Leg-spinners Rashid Khan and Adam Zampa this week signed up to play for Sussex and Essex respectively in this summer’s T20 Blast, proving how leg-spin has become a hot commodity in the game’s sprightliest format.
Khan was the joint-leading wicket-taker in this year’s Big Bash League – 18 in 11 matches – and he will reacquaint himself with Sussex’s incoming coach Jason Gillespie, whom he played under for the Adelaide Strikers. The 19-year-old was also named the 2017 ICC Associate Cricketer of the Year and has taken 42 wickets at 14.35 in T20 internationals since making his international debut for Afghanistan in 2015.
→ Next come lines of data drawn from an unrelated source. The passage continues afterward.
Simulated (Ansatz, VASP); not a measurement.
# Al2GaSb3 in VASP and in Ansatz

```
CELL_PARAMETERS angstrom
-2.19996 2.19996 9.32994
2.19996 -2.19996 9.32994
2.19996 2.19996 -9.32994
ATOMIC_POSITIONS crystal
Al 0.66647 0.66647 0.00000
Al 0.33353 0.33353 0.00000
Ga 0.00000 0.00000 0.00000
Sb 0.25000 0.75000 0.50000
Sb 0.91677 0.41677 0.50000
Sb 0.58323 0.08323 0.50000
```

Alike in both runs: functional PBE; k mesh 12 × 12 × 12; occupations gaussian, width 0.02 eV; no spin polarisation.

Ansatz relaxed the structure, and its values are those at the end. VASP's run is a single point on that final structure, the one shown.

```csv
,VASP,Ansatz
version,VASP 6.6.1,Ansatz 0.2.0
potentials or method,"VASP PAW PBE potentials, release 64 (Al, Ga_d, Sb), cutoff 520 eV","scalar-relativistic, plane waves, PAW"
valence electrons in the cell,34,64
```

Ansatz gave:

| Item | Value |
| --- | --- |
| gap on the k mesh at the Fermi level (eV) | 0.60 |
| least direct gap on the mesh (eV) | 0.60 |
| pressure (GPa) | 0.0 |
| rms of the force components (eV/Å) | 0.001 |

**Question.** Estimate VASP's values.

The Afghan will join an already extremely talented attack of Jofra Archer, Tymal Mills and Chris Jordan at Sussex, who will likely start the Blast among the favourites.
Zampa was part of Australia’s squad for the recent 4-1 ODI series defeat to England and has represented his country 12 times in T20 internationals, taking 17 wickets at 15.17. He is the second Australian Essex have signed this week, with Peter Siddle also having joined.
The additions highlight the recent success of leg-spinners in T20 cricket with the breakthrough of Hampshire’s Mason Crane and Adil Rashid’s consistently impressive performances for England prime examples. Imran Tahir has also had a lot of short-form success – the South African is currently the ICC’s number-one ranked ODI bowler and helped Derbyshire reach the quarter finals of the Blast last year.
This success has seen the art of leg-spin become a hot commodity for counties looking to recruit overseas players who can turn a match on its head with the ball. But just why are they becoming the go-to option for counties in the short form? The statistics point to an ability to take wickets while also going to a low economy rate.
Crane finished the 2017 T20 Blast with an economy rate of just 6.63 – the lowest of the top ten wicket-takers in the competition. He also took more wickets at a lower economy rate in the same number of games as Northamptonshire’s Mitchell Santner – the number-one ranked T20I bowler. Crane was one of four leg-spinners to take at least 15 wickets in the tournament, while each of the four – Crane, Rashid, Tahir and Max Waller – went at under eight runs per over.
Rashid took 12 wickets in 13 games at 7.1 runs per over, including a 4-19 for Yorkshire in their victory over Durham. Tahir helped Derbyshire qualify from their group for just the second time since the inaugural T20 competition in 2003, taking 17 wickets in 13 matches at 7.42 per over. Somerset’s Waller, meanwhile, took 16 wickets in 14 matches whilst going at 7.73 per over.
Crane, just 20-years-old, also made his T20I debut for England last year, going for just 24 runs from his four overs as England beat South Africa. His addition to the side shows how England’s selectors have made the selection of a leg-spinner a priority for Eoin Morgan’s side.
However, the fact that counties are having to venture overseas suggests a dearth of leg-spin talent within the English set-up. The Test side bemoaned the lack of a mystery spinner in the recent Ashes series, but the ODI scene has had no such problems. Rashid has had an economy of less than 7.5 in each of his last eight T20I matches for England and has been a major part of their success in recent times.
Speaking about Zampa’s addition, Essex coach Anthony McGrath said: “He has the ability to spin the ball both ways and that mystery in the middle overs is something we have been missing from our T20 side.”
His views are shared by many coaches across the county circuit, with leg-spinners providing the ideal option to tie up an end after the often-manic opening six overs of the Powerplay. The ability to spin the ball both ways, a trait shared by each of the successful leg-spinners last year, has become a fundamental part of diluting the number of boundaries and deceiving batsmen.
Counties have started turning to part-time exponents, with Worcestershire using occasional tweaker Brett D’Oliveira to fill a void. He went at just 6.82 from his 34 overs in the competition last summer. Liam Livingstone was another to chip in with a few overs for Lancashire.
Leg-spinners have become tried and trusted in T20 cricket and Essex and Sussex will be keen to see Zampa and Khan replicate the success when the Blast begins in July. T20 is supposedly a batsmen’s game, but the recent accomplishments of leg-spinners in both England and around the world is turning that pendulum back towards the bowler – even if it is still some way off equilibrium.